Info Provider: (Novell)
Info Provider: (Novell)
Requested by: Joachim Werner (joachimwerner)

Description:
KDE and Gnome both use their own virtual file system layer to access
protocols like SSH, WebDAV, FTP, or SMB (KIO slaves vs. gnome-vfs).
This functionality should be available from all major desktop
applications on both desktops.
Different approaches could be taken:
* Implement a lower-level VFS layer that can be used from all
applications. This approach has obvious limits because all remote file
systems would have to be "mounted" locally, which is not as flexible as
accessing them via URLs.
* Separate file loading and file storage from the application cores and
use the desktop environments' native file dialogs. This approach has
worked quite well for some applications (e.g. OpenOffice.org,
Sodipodi), but may be a painsome process for others.
* Use the useful parts from the non-KDE/non-Gnome applications and
write new, native applications using those parts. This has been done
with the Gecko rendering engine. Another example is gphoto2, which used
to be a GTK application, but now is a library that is used in Gnome and
KDE digital camera management frontends.
How could we reach that goal?
* KDE and Gnome developers at Novell should cooperate to develop a
guideline for 3rd party developers.
* Where possible, tools should be provided to help developers with
using the native dialogs.


Discussion:
#1: Joachim Werner (joachimwerner) (2006-02-14 15:30:07)
FUSE and user space filesystems like fusesmb or fuse_kio can deliver
this. We need to put some effort into this post Code 10.
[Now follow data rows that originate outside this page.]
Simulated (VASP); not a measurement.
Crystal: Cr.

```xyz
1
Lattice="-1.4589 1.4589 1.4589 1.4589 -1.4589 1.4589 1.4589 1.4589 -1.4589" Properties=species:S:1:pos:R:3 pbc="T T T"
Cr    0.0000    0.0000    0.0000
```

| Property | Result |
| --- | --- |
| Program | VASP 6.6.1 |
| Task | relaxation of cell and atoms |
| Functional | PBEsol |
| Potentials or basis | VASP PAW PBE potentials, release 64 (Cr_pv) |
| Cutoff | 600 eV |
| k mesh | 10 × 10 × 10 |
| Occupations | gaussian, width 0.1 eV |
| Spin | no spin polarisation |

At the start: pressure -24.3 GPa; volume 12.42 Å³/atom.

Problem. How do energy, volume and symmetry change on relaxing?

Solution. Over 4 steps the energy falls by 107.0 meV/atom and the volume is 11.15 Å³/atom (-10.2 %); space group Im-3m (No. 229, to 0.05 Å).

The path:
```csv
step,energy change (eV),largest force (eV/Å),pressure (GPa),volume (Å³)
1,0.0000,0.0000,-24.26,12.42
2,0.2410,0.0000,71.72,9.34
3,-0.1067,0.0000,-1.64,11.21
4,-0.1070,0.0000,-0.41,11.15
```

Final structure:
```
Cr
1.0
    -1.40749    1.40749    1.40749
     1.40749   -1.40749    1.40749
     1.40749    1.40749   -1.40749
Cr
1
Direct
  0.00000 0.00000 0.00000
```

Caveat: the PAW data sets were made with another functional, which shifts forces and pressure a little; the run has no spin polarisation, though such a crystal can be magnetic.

#2: Stefan Behlert (sbehlert) (2008-05-21 21:15:25)
Michael, you did some evaluation wrt. KDE/GNOME using common stuff.
Anything helpful to add?

#3: Gary Ekker (gekker) (2008-05-29 14:35:45)
Given Novell and the communities recent investement in gvfs and the
fact that KDE4 isn't using gvfs, I'm going to reject this one.

#4: Michael Meeks (michael_meeks) (2008-06-03 11:14:21)
Sure - this is a great direction to go in. Wrt. the different
approaches - I want to use this as an opportunity to share code &
reduce bug fixing / sustain costs: and of course to unify the ISV
platform. I'm not that enthusiastic about FUSE from this angle: I would
prefer a single implementation that can be compatibly wrapped by both
existing KIO and GIO APIs.
In addition, I believe we need to unify the wallet / keyring pieces
since network IO slaves are fairly useless without that.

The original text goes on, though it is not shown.